THE DICKENS BOY: GREAT EXPECTATIONS FULFILLED

The best of times in these worst of times can be had in reading.

Self isolating is so much more bearable, quarantine countered, with a well told tale, and truth to tell, Tom Keneally’s THE DICKENS BOY is the just the book to quell the quarantine blues.

THE DICKENS BOY has been brewing in Tom Keneally’s imagination for the best part of this century and has finally come to the boil with a richly satisfying narrative full to the brim with incident, character, place and the finest of accessible literary allusion.

THE DICKENS BOY of the title is Edward Lytton Dickens, known as Plorn, the tenth child of Charles Dickens, who, at sixteen, like his brother, Alfred, was sent to Australia to make something of himself.

Something of a reticent, reluctant remittance man, Plorn was the child of grief and consolation after the death of Dicken’s infant daughter, Dora. Nicknamed by his father Mr. Plornishmaroontigoonter, and other variations, “the best nickname any child ever had”, Plorn is unsure he will ever live up to his father’s great expectations of him as a man, especially given that he has not read any of the great man’s books.
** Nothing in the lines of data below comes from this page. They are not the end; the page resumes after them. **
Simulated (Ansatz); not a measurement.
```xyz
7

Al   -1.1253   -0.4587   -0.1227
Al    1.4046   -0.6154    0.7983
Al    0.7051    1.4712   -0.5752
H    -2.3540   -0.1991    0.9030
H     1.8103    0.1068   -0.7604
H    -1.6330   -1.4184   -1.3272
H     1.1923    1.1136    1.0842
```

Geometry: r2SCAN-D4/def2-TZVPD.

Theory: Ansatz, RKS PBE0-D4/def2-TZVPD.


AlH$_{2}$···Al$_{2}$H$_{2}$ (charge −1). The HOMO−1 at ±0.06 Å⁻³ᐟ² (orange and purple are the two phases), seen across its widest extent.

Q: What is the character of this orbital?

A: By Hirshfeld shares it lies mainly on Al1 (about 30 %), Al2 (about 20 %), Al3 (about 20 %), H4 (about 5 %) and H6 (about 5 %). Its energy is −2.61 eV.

Nevertheless, the teenager fully commits to his new colonial existence and by the good guidance of the Bonney Brothers, owners of the Momba Station in Wilcannia, succeeds in making a go of it. In Wilcannia, he is not subject to the accusations arising from algebra but in a country where batting well could liberate a youth from a great deal of aggravation.

“I had escaped the family failure of many of my father’s brothers and even the failings of his father – the same lack of application from which Momba had delivered me” says Plorn as he becomes a jackeroo of many trades.

Cricket, convicts, Colonialists, bushrangers, drovers, shearers, trackers and troopers are part of the rich cavalcade of characters that pepper this rollicking yarn.

“Where would our father’s plots be without death and Australia? The pit at the end of the world you toss useless folk in.”,muses Alfred, and Plorn concurs that the agreeable hostage situation under the bushrangers Pearson and Rutherford, would probably have made their way into a novel by the Guvnor.

There’s no two ways about it, Tom Keneally has captured the tone of Dickens most adroitly delivering in THE DICKENS BOY a tome that can sit side by side with the glorious canon.

Tom Chard the storekeeper at Corona, the property that employs Alfred, and his wife Mrs Chard are as worthy of a Dickens story as the Pickwicks and the Copperfields – “she has this voice modulation which is a little strange, but that is for my sake. She feels I’ve married badly and would love to pass as a stage Englishwoman.” confesses Mr. Chard. And so she went on galloping through thickets of diphthongs, searching – I was sure- for the sound that would not disgrace her husband, and failing at every turn.

She in turn confides, “I’m just keeping him interested with all the pronunciation stuff.”

Plorn is constantly feted throughout the novel as the son of the great man of letters, foreshadowed, overshadowed, so he takes great pleasure that the cook at Corona Station, Mrs. Geraghty, is more a fan of his mother, Catherine. Writing under the nom de plume Lady Maria Clutterbuck, Catherine had written What Shall We Have for Dinner?,and Mrs Geraghty puts more stock in that volume than any Twist or Tale of Two Cities, making a fine Christmas feast to prove it!

In deft Dikensian style, Keneally weaves tales of historical figures and events amongst Plorn’s own adventures examining Australia’s dark history with “the Darks” while running a parallel exploration of family breakdowns and their long lasting legacy.

Keneally lets vivid verbs out of their cage, letting them roam freely and robustly, creating excitement, adventure and more than a dash of sexual intrigue.

“The presence of a lovely woman is an ineffable experience for a man, approximately described in tired language and half-truths, words which fail to penetrate the mystery of human woman, and which actually evade it.”

THE DICKENS BOY lives up to its great expectations, compassionate, funny, sexy. Whether you are a Dickens devotee or not, it is a terrific book to help ameliorate the hard times we are in.

THE DICKENS BOY by Tom Keneally is published by Vintage.